I’d like to expand on this when I have some time. It occurred to me in the shower this morning that the border between country music I do not take seriously and country music I do isn’t the line between new and old. It isn’t even the line between what gets played on today’s country stations and what doesn’t, though that’s a pretty good proxy. The border separates the music that feeds on and perpetuates culture war nonsense from everything else.
Most Americans (and I’d wager that this is true for most pop country listeners, too) don’t use their pickup trucks (if they have pickup trucks) in any sort of agricultural enterprise. More broadly, most of us have only a passing acquaintance with the down-home rural America in which most pop country songs are set. But pop country draws on a set of stereotypes to bolster an “us”/”them” mythology in which “our” supposed weaknesses (like xenophobia, or lack of education) are portrayed as strengths (rugged independence or whatever the opposite of “book smarts” is supposed to be). “They” are pansy-ass big-city “intellectuals” who are (either purposefully or misguidedly) trying to undermine “our” way of life. “We” are real Americans.
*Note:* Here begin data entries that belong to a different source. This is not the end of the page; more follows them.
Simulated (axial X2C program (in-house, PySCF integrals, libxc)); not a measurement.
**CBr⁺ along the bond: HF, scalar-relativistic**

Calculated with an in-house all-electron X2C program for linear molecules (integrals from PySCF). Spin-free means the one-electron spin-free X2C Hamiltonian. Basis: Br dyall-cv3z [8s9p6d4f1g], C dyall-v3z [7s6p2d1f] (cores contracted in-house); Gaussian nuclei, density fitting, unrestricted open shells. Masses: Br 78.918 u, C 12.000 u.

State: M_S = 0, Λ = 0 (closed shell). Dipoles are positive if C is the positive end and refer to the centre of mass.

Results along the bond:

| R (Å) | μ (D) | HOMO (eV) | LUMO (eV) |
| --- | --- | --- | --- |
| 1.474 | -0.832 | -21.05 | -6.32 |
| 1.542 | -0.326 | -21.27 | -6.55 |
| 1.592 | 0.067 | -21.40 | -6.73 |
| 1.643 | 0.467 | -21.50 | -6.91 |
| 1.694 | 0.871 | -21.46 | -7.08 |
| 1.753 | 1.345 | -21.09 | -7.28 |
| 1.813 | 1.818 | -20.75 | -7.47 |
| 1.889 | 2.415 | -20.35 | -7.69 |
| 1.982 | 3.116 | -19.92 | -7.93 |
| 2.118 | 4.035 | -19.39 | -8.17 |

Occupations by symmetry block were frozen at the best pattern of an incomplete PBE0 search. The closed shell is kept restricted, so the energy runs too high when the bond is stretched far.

This is the same nonsense (euphemistically, “cultural conservatism”) that the political right has been exploiting since Goldwater to keep uncomfortable conversations about, for example, Vietnam, the environment and social equality from rising above the level of apple pie and hippie-bashing (and the political right has fully cornered the apple pie and hippie-bashing market).
So this is what I have a problem with. In much the same way that many popular rappers augment their images with a façade of hard-worn street morality in order to take advantage of an existing narrative about street life (and, in turn, perpetuate that narrative), pop country players fuel and feed on culture war tropes. Nothing shocking there, but it’s interesting, and a bit of a revelation to me.